Am 29.09.2008 um 22:35 schrieb Zeljko Vrba:
On Mon, Sep 29, 2008 at 10:04:00PM +0200, Roland Bock wrote:
Personally, I think, that the naming of libraries is not just a minor issue. The name of a library not only helps potential users to find it.
It's just my experience, that it has been – and still is – more difficult – than it has to be – for me as a newcoming boost user to find out which libraries match the problems I have to solve.
Had you looked at the bottom of this page
you would have seen that the library is dedicated to Joel's (passed away) daughter Phoenix.
And your point is ...?
Personally, I think that the naming is rather irrelevant when all libraries are anyway listed on the boost main page:
Personally, I think that the naming is rather *relevant* when searching through such a lot of libraries, and when the descriptions on the main page are – well – not all very helpful (the written-by- people-who-already-know phenomenon?).
http://www.boost.org/doc/libs/1_36_0
together with a short description.
And if we're going to start nitpicking, there's already a bunch of very uninformative names (Any, Assign, Enable If, Function, GIL, Iostreams [like, what the hell, isn't this already in the standard library], etc.)

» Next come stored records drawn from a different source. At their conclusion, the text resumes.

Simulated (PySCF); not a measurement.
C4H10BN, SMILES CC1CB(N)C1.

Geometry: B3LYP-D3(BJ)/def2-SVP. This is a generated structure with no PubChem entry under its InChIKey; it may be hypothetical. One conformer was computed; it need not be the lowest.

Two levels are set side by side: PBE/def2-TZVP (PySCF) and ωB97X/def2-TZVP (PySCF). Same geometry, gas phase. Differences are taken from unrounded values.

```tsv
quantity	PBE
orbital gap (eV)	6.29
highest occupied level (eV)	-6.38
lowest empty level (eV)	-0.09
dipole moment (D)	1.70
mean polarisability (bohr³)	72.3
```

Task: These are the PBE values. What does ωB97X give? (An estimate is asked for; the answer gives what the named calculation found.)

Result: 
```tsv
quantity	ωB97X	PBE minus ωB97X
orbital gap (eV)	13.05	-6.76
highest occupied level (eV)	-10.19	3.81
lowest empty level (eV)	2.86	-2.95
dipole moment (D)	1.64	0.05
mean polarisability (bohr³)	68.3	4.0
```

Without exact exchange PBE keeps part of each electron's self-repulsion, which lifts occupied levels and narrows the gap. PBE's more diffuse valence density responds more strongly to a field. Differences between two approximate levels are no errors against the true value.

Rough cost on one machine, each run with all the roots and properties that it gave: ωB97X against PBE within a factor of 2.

Bad enough. No reason to proceed. There are good examples, like array, smart_ptr, and lambda which are pertinent technical terms everybody in the business should know about (If there does not exist *one* technical term, or *one* metaphor, or *one* abbreviation, then break the library down into several parts). Instead of "Phoenix" use "Functional Programming"! And why? Because the library description says "Phoenix enables Functional Programming ...", and the library introduction says: "The focus is ... on usefulness and practicality ...". If you want usefulness and practicality, then give it a name which is useful and practical!